Following Lindner’s remarks, and after von der Leyen reaffirmed the bloc’s neutral position on the Taiwan Strait issue provoked by the US during an EU parliamentary hearing on April 18, Manfred Weber, who helms the Parliament’s largest group, the center-right European People’s Party (EPP), accused Macron of “destroying” European unity with his trip to China, and that the French president “weakened the EU” and “made clear the great rift within the European Union in defining a common strategic plan against Beijing.”
To counter Macron’s position that the Taiwan issue is not a European concern, Weber also compared the matter to the war going on in Ukraine from Washington’s perspective.
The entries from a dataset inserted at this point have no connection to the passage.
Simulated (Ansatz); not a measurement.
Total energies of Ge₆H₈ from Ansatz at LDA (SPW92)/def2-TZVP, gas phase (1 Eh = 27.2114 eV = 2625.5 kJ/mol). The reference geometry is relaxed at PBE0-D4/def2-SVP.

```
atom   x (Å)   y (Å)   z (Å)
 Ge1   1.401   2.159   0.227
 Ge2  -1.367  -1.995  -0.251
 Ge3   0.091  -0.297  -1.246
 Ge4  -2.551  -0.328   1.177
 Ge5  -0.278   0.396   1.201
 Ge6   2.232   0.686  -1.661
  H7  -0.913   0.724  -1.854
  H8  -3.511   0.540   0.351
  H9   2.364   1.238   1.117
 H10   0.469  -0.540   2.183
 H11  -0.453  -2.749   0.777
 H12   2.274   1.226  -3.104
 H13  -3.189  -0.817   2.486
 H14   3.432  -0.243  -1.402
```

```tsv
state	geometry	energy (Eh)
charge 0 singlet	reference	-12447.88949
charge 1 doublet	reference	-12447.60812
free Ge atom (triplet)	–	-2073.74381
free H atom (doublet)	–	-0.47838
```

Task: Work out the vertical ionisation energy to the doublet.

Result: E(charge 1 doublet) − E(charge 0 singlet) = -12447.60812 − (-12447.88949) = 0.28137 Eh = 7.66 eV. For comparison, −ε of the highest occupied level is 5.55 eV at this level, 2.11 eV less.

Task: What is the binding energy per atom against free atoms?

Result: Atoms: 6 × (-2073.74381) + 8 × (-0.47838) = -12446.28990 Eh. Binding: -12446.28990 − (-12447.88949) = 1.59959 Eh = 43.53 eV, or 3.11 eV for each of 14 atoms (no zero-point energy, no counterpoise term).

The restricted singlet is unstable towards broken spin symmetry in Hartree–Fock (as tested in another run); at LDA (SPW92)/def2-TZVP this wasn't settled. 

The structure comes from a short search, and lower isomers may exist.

“We shouldn’t be surprised if Washington starts asking whether Ukraine is a European issue,” Weber said. The question they may ask, he warned: “Why should American taxpayers do so much to defend Ukraine?”
His comments, of course, are nothing but shortsighted and delusional, given that the war in Ukraine was created and pushed forward by the US’ decades-long policies on NATO’s take against Russia.
From an outside observer, the contradicting statements - while also taking into account that the bloc members are dividing roles - can only be described as a political mess, a loss of strategic planning, and entails that the union is currently lacking the tools to form a united framework to establish a basis to approach the Global South as a whole, and especially China.
Is the EU's policy being molded by an actual comprehensive overview of the world's geopolitical shifts, or is it being dictated by a handful of US pawns that have served nothing but American hawks since they took office?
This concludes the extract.